In T290906, we pulled a sample of content translation ids that met a specific set of article specifications for an upcoming design research study (See T288012) The sample consists of 50 published translations for each of the 3 target languages: Albanian (sq), Indonesian (id), and Standard Written Chinese (zh).
To support the linguistic analysis that will follow, we now want to provide these translations so that the CX publications and MT outputs are presented side-by-side, ideally in a spreadsheet.
See suggested format specifications below:
**Format Specifications:**
For each of the translations in the sample, the following data is needed in a side-by-side format:
* //CX-published article at the time of initial publication//. This is the `user` version from the API.
* //Initial unmodified machine-translation output for each CX publication.// This is the `mt` version from the API.
* //[Nice to Have] Historical snapshot of source article at time of MT output generation.// This is the `source` version from the API.

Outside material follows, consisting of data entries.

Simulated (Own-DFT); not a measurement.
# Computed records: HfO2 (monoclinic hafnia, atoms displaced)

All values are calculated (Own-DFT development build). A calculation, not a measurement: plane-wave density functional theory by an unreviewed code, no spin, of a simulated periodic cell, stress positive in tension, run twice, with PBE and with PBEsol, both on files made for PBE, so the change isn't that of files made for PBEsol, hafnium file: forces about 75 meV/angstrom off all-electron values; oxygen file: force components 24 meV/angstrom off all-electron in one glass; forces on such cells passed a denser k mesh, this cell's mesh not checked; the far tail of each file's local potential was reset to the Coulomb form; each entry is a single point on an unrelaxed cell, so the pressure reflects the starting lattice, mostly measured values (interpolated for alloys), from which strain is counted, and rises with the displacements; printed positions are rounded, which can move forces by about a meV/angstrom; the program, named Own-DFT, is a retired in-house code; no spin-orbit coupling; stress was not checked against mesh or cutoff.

* //Associated meta data or a link to the meta data provided in the sample pull// [[ https://docs.google.com/spreadsheets/d/1mVqUWG_4CDcMgtQ643rcViMTZNky5kV2y-7y-C6hL98/edit#gid=1706774085 | doc ]].
* [Nice to Have] Having the articles broken down such that MT outputs and the CX-published article are presented paragraph-by-paragraph would be further advantageous.
* [Nice to Have] To the extent that it's possible, it would be ideal to include any and all content (such as images, templates, etc) that is translated into the target article as it gives us a better overall picture.
**Data Sources:**
* [List of translation ids and associated meta data for each article in the sample](https://docs.google.com/spreadsheets/d/1mVqUWG_4CDcMgtQ643rcViMTZNky5kV2y-7y-C6hL98/edit#gid=1706774085)
* [Parallel Corpora API](https://www.mediawiki.org/wiki/Content_translation/Published_translations?useskin=vector-2022): Provides parallel text of a translation based on translation id.
**Timeline**
Per @Easikingarmager: "I anticipate we could be ready to start within 3-4 weeks, but if you're still wrapping up then, we could always begin by pulling them manually at first. In the very early stage we'll be sorting out some details in how we're approaching things so it'll go slower at first."